MEDINAH, Ill. — Tiger Woods smiled through the pain Sunday at Medinah Country Club in the final round of the BMW Championship. No, his back wasn’t bothering him, but parts of his game were causing him some discomfort.
After a promising start of three birdies in his first seven holes, the reigning Masters champion got stuck in neutral, couldn’t overcome the rust in his short game and ended up with an even-par 72 on Medinah’s No. 3 course, the site of two of his 15 major titles—the 1999 and 2006 PGA Championship.

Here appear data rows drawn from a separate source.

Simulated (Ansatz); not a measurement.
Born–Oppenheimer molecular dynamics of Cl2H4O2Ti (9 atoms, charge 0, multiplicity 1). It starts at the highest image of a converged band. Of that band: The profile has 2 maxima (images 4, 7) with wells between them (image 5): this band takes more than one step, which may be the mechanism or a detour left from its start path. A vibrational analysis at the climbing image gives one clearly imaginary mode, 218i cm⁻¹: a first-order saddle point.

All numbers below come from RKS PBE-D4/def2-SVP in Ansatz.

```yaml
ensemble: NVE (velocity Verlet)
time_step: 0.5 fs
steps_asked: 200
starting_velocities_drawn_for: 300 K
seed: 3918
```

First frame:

Woods finished at seven-under 281, good for T-37 but not good enough to allow him to advance to next week’s season finale, the Tour Championship, which he won a year ago to end a five-year victory drought. He ended his season 42nd in the FedEx Cup standings, not bad considering he played in just 12 official starts, one of which resulted in his withdrawal last week from the Northern Trust.
“It’s disappointing,” Woods, ranked No. 6 in the world, said about his season ending a week earlier than he would have preferred. “Last year culminated in a pretty special moment for me, and it would have been nice to go back there, but I’ll be watching the guys on TV.”
He traced his scoring struggles to one facet of his arsenal, his short game, which at one juncture he referred to as “pitiful.”
“Little bit frustrating,” he said, summing up his week. “I didn't have the short game I needed to make a run. I made too many bogeys around the greens, and I had it two under par early and giving myself at least an outside chance of getting to my number and thought if I shot six-under par today I think that might have moved on.”
Woods drove the ball beautifully the final three days, and hit 10 of 14 fairways in the final round. Finding just 10 greens didn’t help him make a run, either. He was two of eight for the week in sand saves. He wouldn’t blame it on rust. “I don't know if it's reps or not. I didn't have a feel for what I needed to do this week,” he said.
The par-4 16th hole proved to be a microcosm of his day. Woods blistered a drive of 319 yards into the right corner of the fairway on the 485-yard dogleg left hole, but his second shot was heavy and came up well short. He laughed at himself and could only smile broadly at caddie Joe LaCava as he handed him the offending club. Then he nearly chipped in from 68 feet, the ball curving into the right side of the cup and then horseshoeing around it and out.
Woods, 43, plans to take two months off and is not expected to compete again until the inaugural ZoZo Championship in Japan Oct. 24-27. After that comes his Hero World Challenge followed by his debut as captain of the U.S. Presidents Cup team in Melbourne, Australia. He said that fitness will be a priority, “keep going the way I’m going right now because I need to get a little bit stronger in certain body parts, activate different areas.”
His game certainly was fit enough earlier in the year. Winning his fifth green jacket and 15th major title at Augusta National was, of course, the highlight of his shortened season. He beamed talking about the monumental victory, his 81st in his PGA Tour career, one behind Sam Snead’s all-time record.
“[It was] very special to win my 15th major and get my fifth jacket,” he said. “Those are special moments and to be able to have an opportunity like that, and the rest of the tournaments I didn't really play as well as I wanted to, but at the end of the day, I'm the one with the green jacket.”
Indeed, he is. His 2018-'19 PGA Tour season might have ended early, but it also ended with quite the bragging rights.